Some respected comic book historians have mentioned three artists as primary innovators in the early Silver Age at DC Comics. These artists were Alex Toth, Joe Kubert and Carmine Infantino. These three were serious about improving their comic book storytelling skills and their work from this period shows just that.
Carmine Infantino became active in comics during the 1940s and his style strongly resembled one of the comic strip giants of the period, Milton Caniff. In the early and mid 1950s Infantino's style began to change. He went back to school and studied under a highly influential art professor. This professor encouraged Infantino to study the French Impressionists like Edgar Degas and others and especially be concerned about the design principles they used. Above all else (even draftsmanship) Infantino became fascinated with design and composition. He used good design to propel his comic book story telling.
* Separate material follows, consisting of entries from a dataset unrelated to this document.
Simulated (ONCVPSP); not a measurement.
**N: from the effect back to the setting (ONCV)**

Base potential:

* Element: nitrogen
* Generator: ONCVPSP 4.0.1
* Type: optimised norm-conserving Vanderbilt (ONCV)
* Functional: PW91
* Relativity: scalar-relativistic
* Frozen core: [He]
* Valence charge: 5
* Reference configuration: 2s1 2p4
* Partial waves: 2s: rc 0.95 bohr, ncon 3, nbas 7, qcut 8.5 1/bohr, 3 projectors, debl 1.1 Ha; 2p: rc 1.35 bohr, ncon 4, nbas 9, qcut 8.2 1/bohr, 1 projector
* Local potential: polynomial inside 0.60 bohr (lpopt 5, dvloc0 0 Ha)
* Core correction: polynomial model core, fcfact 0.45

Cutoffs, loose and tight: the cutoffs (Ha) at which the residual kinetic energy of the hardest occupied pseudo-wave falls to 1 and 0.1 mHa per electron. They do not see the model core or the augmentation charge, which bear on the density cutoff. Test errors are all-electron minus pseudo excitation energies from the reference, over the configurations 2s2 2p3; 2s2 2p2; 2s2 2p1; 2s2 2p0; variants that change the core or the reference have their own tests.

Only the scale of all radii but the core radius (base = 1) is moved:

This book is a wonderful tour of arguably Infantino's best period as a comic book artist. Starting out with an early Flash story from 1960 that introduced Elongated man we observe Infantino's work and sense of design and composition develop during the course of the 1960s. His last Elongated Man story published in this volume is Detective Comics #367 (September 1967). During this period we see Elongated Man graduate from an occasional guest star in The Flash to receiving his own strip in the back of Detective comics starting with #327 (May 1964). On several different occasions Infantino was allowed to ink runs of his own stories. His delineations were scratchy when compared to the more polished Joe Giella or Murphy Anderson, but we see here what Infantino was truly trying to communicate through his art without the involved of other hands no matter how talented or skilled. When Sid Greene began working on Elongated Man he strove to keep his inking as close to Infantino's original drawing as possible. Later on Greene injected much more of his own personality into the work and some stories appear to be partially penciled by both artists (Greene also did full pencils and inks on several later EM stories). Infantino used elegant vertical and horizontal panels to great effect especially in depicted the grotesque stretching abilities of Elongated Man. Along with his fascination with design he was a frustrated architect. He captured the look of buildings, houses, interior design and the fabulous big finned autos of the period. When he had the chance he also drew some marvelously evocative landscapes. Because of his concentration on design and composition Infantino's work was the height of "cool" in comic book art in the early and mid 1960s.
As a designer myself I can't help but get enveloped into studying the compositions of Infantino's work whether on Elongated man, the Flash, Adam Strange or any of the wonderful science fiction tales he drew during the period. Perhaps this is just my problem, but I get so much into Infantino's design that I tend to forget about the story. I figure that most of the young readers who read these stories when they first appeared (and I was one of them) didn't have that problem. This book contains non-Infantino penciled stories by very capable comic book practitioners such as Greene, Gil Kane, Irv Novick, Murphy Anderson, Neal Adams and Mike Sekowsky and I don't have the same problem with their work. And it is interesting to observe how each artist approached this strip and how they compare with Infantino's work.
In this review I've concentrated on the art of the Elongated Man. The stories are finely crafted, light, humorously good-natured mysteries that editor Julius Schwartz and scripters Gardner Fox and John Broome were capable of producing during this time. However it is the wonderfully innovative artwork that is the star in the book, This volume is truly a showcase for one of the great comic book artists, Carmine Infantino.